While Charles and Alfonso conducted their strange experiments in the bowels of Rawblood, their relationship was fraught with tension, dead tortured lab animals, repressed secrets, laudenam and latent homosexuality.  When Charles finally set eyes on her, he was traumatized as he realized there was no God, and ended up committing suicide.  We learn later that Iris’ mother was Charles’ estranged younger sister, Meg, whom Alfonso had promised to take care of and later married. 

Sometimes, I walk through it in my dreams - the interior of my heart. It is like a black land, where black flags hang in tatters and venomous plants grow in sickly clumps and serpents writhe...A deadly night garden, my heart.

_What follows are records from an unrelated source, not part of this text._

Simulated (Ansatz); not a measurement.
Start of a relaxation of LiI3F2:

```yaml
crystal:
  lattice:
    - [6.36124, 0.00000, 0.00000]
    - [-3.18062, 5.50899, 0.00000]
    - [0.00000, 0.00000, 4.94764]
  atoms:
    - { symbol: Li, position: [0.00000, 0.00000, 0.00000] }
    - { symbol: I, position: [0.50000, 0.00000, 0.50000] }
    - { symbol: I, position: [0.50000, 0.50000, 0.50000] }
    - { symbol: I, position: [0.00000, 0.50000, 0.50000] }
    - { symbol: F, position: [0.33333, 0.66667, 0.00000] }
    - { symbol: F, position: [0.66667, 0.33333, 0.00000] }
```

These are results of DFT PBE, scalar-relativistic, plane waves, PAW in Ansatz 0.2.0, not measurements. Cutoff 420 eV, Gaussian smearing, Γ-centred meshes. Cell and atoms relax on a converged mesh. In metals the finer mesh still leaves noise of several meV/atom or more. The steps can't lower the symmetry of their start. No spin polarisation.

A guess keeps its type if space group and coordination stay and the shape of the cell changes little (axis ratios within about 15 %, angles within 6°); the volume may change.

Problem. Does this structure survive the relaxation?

Eventually, Iris met a grim fate after her father died because the apparition appeared just when Iris attempted to escape from Alfonso’s control.  Iris was then committed to an insane asylum, as the authorities thought she had killed her father.  I was like, holy shit, this really sucks.  Maybe Tom will help her escape somehow and they’ll figure out how to end the curse.  At some point, I came to realize that Iris wasn’t going to get out -- it was looking like she was going to waste away inside that institution for the rest of her life… and then she just died.  I was like, WTF.  This is one dark motherfucker of a book!  

 

The book also jumped back in time to Iris’ grandparents, Don Vallarca and Mary Hopewell, to when they first met.  It was a lovely story that diverted from Iris’ horrible fate, and that section alone could’ve made a nice gothic romance.  But it was also a kind of red herring, as it strengthened my belief that there was some malevolent supernatural entity and made me wonder how it could’ve latched onto the Vallarca and Hopewell family.

 

The reveal of the Rawblood Ghost’s identity was not as revelatory as it could’ve been by no fault of the author.  It’s because the time-transcending nature of the apparition immediately made me think of The Bent Neck Lady from the hit Netflix series, The Haunting of Hill House.  Time-travelling ghosts probably aren’t a novel idea, but probably not common either.  Rawblood was published in 2015, so it’s possible that Mike Flanagan was inspired by the very cool idea that entities from the spiritual realm are not bound by space and the linear advancement of time.  

 

But yeah, it turned out that the authorities were right, Iris did kill her father, but not in the way they had thought!  And yes, dear reader, Iris was, had become, and will always be The Bent Neck Lady.  Ooooh, brrrrrr, shiver!

 

It was a slow burning, very detailed and meandering (if at times, uneven) build up to that shocking ending.  Because of that, Rawblood was ultimately a satisfying read – with a tragic ending of all endings.  What also elevated this book was Ward’s writing – haunting and evocative without being too prosey, and powerful enough to make you feel the pangs of Iris’ isolation and how generational trauma can reverberate backwards in time.  An amazing feat.  

 

I would never dare to read Rawblood again, it was so bleak and dark in its melancholic beauty.  But I appreciate that other readers also loved this book.